Exercise 5: Symbol Visibility

Create a shared library with both public and private symbols:

// mylib.c
// Public API:
int mylib_public_add(int a, int b);
int mylib_public_mul(int a, int b);

// Private implementation details:
static int helper_1(int x);        // C static — implicit hidden
int __attribute__((visibility("hidden"))) helper_2(int x);  // explicit hidden
int implementation_detail(int x);  // hidden via version script

a) Build without a version script. Use nm -D libmylib.so to list exported symbols. How many symbols are exported?
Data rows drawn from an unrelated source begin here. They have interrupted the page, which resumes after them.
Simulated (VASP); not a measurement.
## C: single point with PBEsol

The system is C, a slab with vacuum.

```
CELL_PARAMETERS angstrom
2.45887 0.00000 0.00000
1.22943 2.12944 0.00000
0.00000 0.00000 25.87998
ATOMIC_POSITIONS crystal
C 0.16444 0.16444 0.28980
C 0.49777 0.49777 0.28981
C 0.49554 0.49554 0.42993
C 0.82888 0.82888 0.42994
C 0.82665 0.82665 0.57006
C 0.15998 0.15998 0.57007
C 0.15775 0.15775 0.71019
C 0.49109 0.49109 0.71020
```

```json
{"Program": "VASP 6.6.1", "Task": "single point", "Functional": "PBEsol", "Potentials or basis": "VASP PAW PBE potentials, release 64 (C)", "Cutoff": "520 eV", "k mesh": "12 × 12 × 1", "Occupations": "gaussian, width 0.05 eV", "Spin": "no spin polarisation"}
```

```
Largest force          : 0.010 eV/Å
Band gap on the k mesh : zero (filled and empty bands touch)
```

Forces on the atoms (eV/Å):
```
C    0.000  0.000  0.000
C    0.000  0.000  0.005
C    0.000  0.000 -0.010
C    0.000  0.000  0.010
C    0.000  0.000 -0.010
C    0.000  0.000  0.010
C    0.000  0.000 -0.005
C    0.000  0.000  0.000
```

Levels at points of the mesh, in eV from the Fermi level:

b) Build with __attribute__((visibility("default"))) on only mylib_public_add and mylib_public_mul, and __attribute__((visibility("hidden"))) on all helpers. Rebuild and recount exported symbols.

c) Build with a version script that explicitly lists only the two public functions. What is the minimum version script to achieve this?

d) Why does hiding symbols improve shared library performance? (Hint: think about how the PLT handles calls to hidden symbols vs. visible symbols within the same library.)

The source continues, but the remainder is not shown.